Join the United States Armed Forces (any branch) and part of the provided uniform is one pair of standard-issue combat boots. Designed for dry conditions, the boots’ composite rubber soles provide adequate footing for walking on concrete, asphalt, and packed dirt, but not so much when the terrain is covered in mud, slush, snow, or ice. In slippery conditions, soldiers, marines, and national guardsmen use paracord to strap on spiked cleats for improved traction.

This concept saves space, weight, and cost as it eliminates the need to outfit every soldier facing extreme weather conditions with a second pair of boots. Rather, they slip a pair of thin lightweight cleats into a backpack and attach/detach them as needed. Though these spiked cleats are an excellent idea, creating them requires weeks of manufacturing lead time and uses costly production methods. These are unacceptable variables when dealing with short deployment windows and weather-related emergencies. Essentium believed these issues could be resolved with additive manufacturing (AM).

3D printed accessories can be precisely fitted for use on or over standard-issue military equipment to improve performance, extend life, and expand the capabilities of existing gear — in this case transforming ordinary combat boots into extreme weather snow boots.
Don’t reinvent the military boot, reinvent the accessory

Snow cleats, as they are often called, are traditionally made using several different materials and processes; a flexible base that straps to the underside of the boot is attached to a chain or wire mesh embedded with metal spikes for traction. Injection-molded parts must be created for every size boot in inventory — an expensive and lengthy process. Metal spikes must be cut and machined, and the parts are then assembled manually.

AM is an excellent alternative for this application as it reduces the number of technologies, machines, and materials to one, eliminating sub-assembly tasks and the need to inventory multiple parts, tools, and raw materials.

Mimicking the design of the Army’s most effective snow cleat, Leslie Bush, Essentium Applications Engineer, was able to quickly progress through the CAD-assisted software prototype and iteration process, experimenting with various spike geometries, patterns, and filaments to yield a workable model optimized for AM in just a few days.

The traction cleats are 3D printed upside-down in one piece, creating the flat base and boot attachment flaps first before building a precisely spaced pattern of raised spikes (Figure B). No assembly is required other than threading paracord for attachment to the boot.

The design was kept as slim as possible, approximately ½” in height, to occupy minimal backpack space. Essentium TPU-74D, a flexible, lightweight, yet high-performance filament, was selected for the material as it provides superior wear and tear resistance with performance equal to metal-spiked snow cleats. A one-piece solution, the Essentium cleat packs more spikes into the design for better traction yet retains the flexibility for the flaps to wrap snugly around the boot (Figure C).

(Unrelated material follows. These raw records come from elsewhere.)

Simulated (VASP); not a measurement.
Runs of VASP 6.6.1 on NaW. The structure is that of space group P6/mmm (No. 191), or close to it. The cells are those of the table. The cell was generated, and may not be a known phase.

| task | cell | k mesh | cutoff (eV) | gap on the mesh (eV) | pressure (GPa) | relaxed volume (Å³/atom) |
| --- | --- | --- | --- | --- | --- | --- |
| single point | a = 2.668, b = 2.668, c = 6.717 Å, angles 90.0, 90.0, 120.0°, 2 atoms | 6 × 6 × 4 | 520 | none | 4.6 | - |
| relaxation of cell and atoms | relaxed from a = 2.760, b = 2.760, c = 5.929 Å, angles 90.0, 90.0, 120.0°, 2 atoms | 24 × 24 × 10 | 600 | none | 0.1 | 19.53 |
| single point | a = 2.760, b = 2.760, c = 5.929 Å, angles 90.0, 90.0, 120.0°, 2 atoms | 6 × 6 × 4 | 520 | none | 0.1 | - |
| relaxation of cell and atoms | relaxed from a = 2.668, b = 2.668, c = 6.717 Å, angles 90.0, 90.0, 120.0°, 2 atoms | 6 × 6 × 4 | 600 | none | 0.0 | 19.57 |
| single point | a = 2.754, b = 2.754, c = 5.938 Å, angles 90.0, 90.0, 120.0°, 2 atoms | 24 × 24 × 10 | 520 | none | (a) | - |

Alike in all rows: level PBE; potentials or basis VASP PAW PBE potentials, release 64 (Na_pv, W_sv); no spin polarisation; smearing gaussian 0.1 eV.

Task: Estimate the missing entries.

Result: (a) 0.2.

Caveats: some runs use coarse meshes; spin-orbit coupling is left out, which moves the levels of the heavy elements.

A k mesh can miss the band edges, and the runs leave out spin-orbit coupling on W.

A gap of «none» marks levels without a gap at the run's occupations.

Once the 3D design was finalized, the software easily scaled the cleat up or down proportionally to print one-piece traction cleats matching the exact sole size in the quantities needed — no molds required. In the event of a lost or broken cleat, a new one can be printed on-demand at the point of need for only the cost of filament; no minimum quantity order, no logistics headaches from waiting for third-party suppliers to deliver.

Turnaround is further improved as the large build area of the Essentium HSE 3D Printing Platform enables production at scale. Up to six pairs of cleats can be printed as a single job in just a few hours. Equipping an entire platoon or company with 3D printed traction cleats can be accomplished in a matter of days — perfect for situations with short deployment windows.

3D printed traction cleats are just one example of how AM can maximize the investment in other equipment and technologies, cut links out of supply chains, and return control over design, deadlines, and cost to front-line users.